Paradise.

The dictionary defines "Paradise" in various ways: as a place or state of great happiness, the Garden of Eden, a region of surpassing beauty and bliss, the Mohammedan heaven, a pleasure ground, and the garden of a convent.

This human longing for Paradise has shaped the way we look at landscape. Depending on our place in history our vision of Paradise may be a spiritual experience or the reflection of the values and/or aspirations of a culture. In many parts of the western world a contemporary idea of Paradise is somewhat romantic and would include a healthy environment as a necessary part of the landscape.

Garage, West Vancouver
Title: Garage, West Vancouver.

In Heaven and Hell in Western Art, Robert Hughes describes the classical movements in Europe between the 10th and 14th centuries, which characterized Paradise having antique gods and motifs in a moralized form. With the Renaissance came the dream of an earthly paradise that was returned to a secular context and mediaeval visions dropped away along with biblical symbols. Gone were Adam and Eve, the Tree of Life, the Tree of Knowledge, the Four Rivers. The Renaissance Paradise meant nothing other than a most pleasant garden, abundant with all pleasing and delightful things, trees, fruit, flowers, running water, birds—all things to content the heart of a beautiful woman.

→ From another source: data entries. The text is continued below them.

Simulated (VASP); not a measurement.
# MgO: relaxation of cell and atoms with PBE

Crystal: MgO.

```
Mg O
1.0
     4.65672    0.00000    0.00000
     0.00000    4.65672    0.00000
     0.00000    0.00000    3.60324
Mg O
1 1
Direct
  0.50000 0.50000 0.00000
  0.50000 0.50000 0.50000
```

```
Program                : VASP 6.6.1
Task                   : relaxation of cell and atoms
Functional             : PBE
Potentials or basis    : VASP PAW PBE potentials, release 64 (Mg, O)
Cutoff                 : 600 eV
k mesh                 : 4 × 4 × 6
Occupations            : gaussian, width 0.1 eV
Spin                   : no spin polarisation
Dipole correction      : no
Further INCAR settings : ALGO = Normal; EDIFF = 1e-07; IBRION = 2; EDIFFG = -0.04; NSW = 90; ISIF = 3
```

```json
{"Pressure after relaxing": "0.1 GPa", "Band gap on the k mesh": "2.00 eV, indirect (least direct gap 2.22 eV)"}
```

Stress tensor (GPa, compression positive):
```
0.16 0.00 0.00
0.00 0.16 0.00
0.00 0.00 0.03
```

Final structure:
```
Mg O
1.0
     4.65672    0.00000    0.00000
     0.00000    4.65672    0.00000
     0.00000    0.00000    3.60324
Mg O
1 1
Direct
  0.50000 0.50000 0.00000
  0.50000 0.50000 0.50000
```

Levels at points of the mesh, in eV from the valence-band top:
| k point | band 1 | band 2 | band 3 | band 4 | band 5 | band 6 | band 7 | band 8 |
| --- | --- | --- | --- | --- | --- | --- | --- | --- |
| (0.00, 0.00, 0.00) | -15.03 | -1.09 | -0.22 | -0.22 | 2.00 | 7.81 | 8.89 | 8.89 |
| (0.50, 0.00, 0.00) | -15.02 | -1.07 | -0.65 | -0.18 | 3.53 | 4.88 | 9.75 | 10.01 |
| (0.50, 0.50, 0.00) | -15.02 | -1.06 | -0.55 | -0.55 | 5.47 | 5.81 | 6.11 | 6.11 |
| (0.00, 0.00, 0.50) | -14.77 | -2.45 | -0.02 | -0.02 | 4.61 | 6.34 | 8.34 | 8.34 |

Granville Street, Vancouver
Title: Granville Street, Vancouver.

An example of art from this time would be Botticelli’s Primavera. Here the dream of a secular Paradise is expressed; Botticelli represents an Eden that is accessible. Other Renaissance painters chose the grape trellises, rose bushes, and cypresses of the Tuscany hills to express their vision of Paradise. Indeed, Pliny has written that the view from his window did not appear as real land but as an exquisite painting. In the 17th and 18th century Poussin and Watteau inherited the Renaissance vision of actual landscape as Paradise and transmuted it back through its classical origins into the setting of the Golden Age. Watteau’s paintings describe a society living in harmony with an idealized nature—feathery green trees, golden light shifting down on a lake- all united as a society by love.

Maui Mall Paradise
Title: Maui Mall Paradise.

Simon Shama, in Landscape and Memory, describes how cultural differences change one’s vision of Paradise. To the French, the Garden of Eden was represented by the many representations of the gardens of Versailles with clipped hedges and trelliswork. The English garden was often described as pastoral. In contrast, Italy seemed to favour a mixture of garden and forest. Today the movement through North America and England is to natural gardens; a Paradise more akin to Pan’s Arcadia, layering contrasting textures, shapes and leaf size to create a mystery that seduces the eye into the depth of the garden.

Paradiso Pizza, London
Title: Paradiso Pizza, London.

Perhaps because we have altered so much of the Earth’s natural beauty, we no longer imagine nor want the Paradise sought after in past centuries. Our heritage of development and commerce leaves us settling for much more modest visions of Paradise. We conquered the landscape in the name of progress but we unwittingly destroyed much of the natural flora and fauna that made up our natural Paradise. It is this shift in values and expectations that has fascinated me. As I travel about the country I am both amused and baffled by the choice of name, Paradise, for ones place of business. We have become a culture of workaholics. Has the work place become our Paradise? Does this define our idea of romance?

Regina Paradise
Title: Regina Paradise.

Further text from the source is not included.